Hedge funds buy Chinese stocks for fourth consecutive week


By Summer Zhen

HONG KONG (Reuters) – Global hedge funds added to their holdings of Chinese equities for a fourth straight week, joining hordes of investors trying to get ahead of a rebound in the market.

The beaten-down stocks in the world’s second-largest economy have been rallying since February as Beijing ramped up measures to address economic challenges and as macro data showed signs of recovery.

Hedge funds bought Chinese stocks in the past seven out of eight weeks, Goldman Sachs prime brokerage team said in a note on Friday, seen by Reuters on Tuesday. The report didn’t disclose the amount of purchase.
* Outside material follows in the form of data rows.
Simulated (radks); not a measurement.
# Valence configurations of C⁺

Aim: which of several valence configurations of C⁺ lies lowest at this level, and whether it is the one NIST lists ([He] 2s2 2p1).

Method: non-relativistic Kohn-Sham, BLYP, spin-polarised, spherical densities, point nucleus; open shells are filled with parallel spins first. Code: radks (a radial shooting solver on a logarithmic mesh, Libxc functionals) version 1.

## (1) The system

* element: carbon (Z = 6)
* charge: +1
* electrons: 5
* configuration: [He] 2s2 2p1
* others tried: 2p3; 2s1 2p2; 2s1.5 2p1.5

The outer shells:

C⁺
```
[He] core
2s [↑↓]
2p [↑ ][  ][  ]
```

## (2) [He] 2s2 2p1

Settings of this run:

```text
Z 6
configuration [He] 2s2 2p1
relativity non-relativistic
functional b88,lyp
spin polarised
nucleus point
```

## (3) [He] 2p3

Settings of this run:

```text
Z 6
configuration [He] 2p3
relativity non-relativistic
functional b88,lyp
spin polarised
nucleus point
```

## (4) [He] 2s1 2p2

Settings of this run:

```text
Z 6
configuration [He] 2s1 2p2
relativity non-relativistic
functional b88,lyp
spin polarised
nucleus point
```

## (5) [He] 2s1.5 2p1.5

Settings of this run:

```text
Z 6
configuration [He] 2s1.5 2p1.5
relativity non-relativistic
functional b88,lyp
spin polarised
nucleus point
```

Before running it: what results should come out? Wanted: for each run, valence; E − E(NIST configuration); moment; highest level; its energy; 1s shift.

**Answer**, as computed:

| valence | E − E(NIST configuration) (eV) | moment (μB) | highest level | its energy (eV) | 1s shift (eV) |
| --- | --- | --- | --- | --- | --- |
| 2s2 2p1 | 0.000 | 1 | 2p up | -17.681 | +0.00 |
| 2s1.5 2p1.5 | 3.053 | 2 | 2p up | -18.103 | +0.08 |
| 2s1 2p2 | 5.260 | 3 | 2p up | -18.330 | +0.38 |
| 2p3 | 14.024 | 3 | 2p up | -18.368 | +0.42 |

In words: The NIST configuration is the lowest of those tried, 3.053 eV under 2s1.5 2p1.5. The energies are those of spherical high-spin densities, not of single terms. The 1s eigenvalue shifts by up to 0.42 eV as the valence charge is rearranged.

China markets have unexpectedly outperformed world’s major markets so far this year with Hong Kong’s Hang Seng Index up by a third from its nadir in January. The MSCI China index is up 16% so far this year.

On Monday, Goldman Sachs raised the price targets for both MSCI China and China’s blue chip CSI 300 Index.

Some hedge fund investors are betting on the rally by buying call options as a way to capitalize bigger gains from the rise in stocks, Goldman Sachs said in a separate note on Friday.

“The combination of decade-low allocations to China from both hedge- and long-only mandates and the blistering pace of the recovery has caught investors off-guard in the past months,” analysts led by Kinger Lau wrote.

“The resulting performance pressures may have incentivized investors to close underweight gaps or raise exposures in Chinese stocks, likely reinforcing and fueling the upturn as the positive spiral takes hold.”

In its most recent moves to restore market confidence, China last week kicked off 1 trillion yuan ($138 billion) stimulus bond issues, and unveiled a flurry of measures to support the country’s struggling housing market.

Yet not all investors are convinced by the recovery narrative.

Indus Capital, a New York-based hedge fund, remains underweight on China, although it has recently added some stocks.

“The market still offers us more short opportunities than longs, particularly as we encounter more volatility due to ongoing economic challenges,” said Byron Gill, managing partner at Indus Capital, citing the country’s increasing deflation pressures.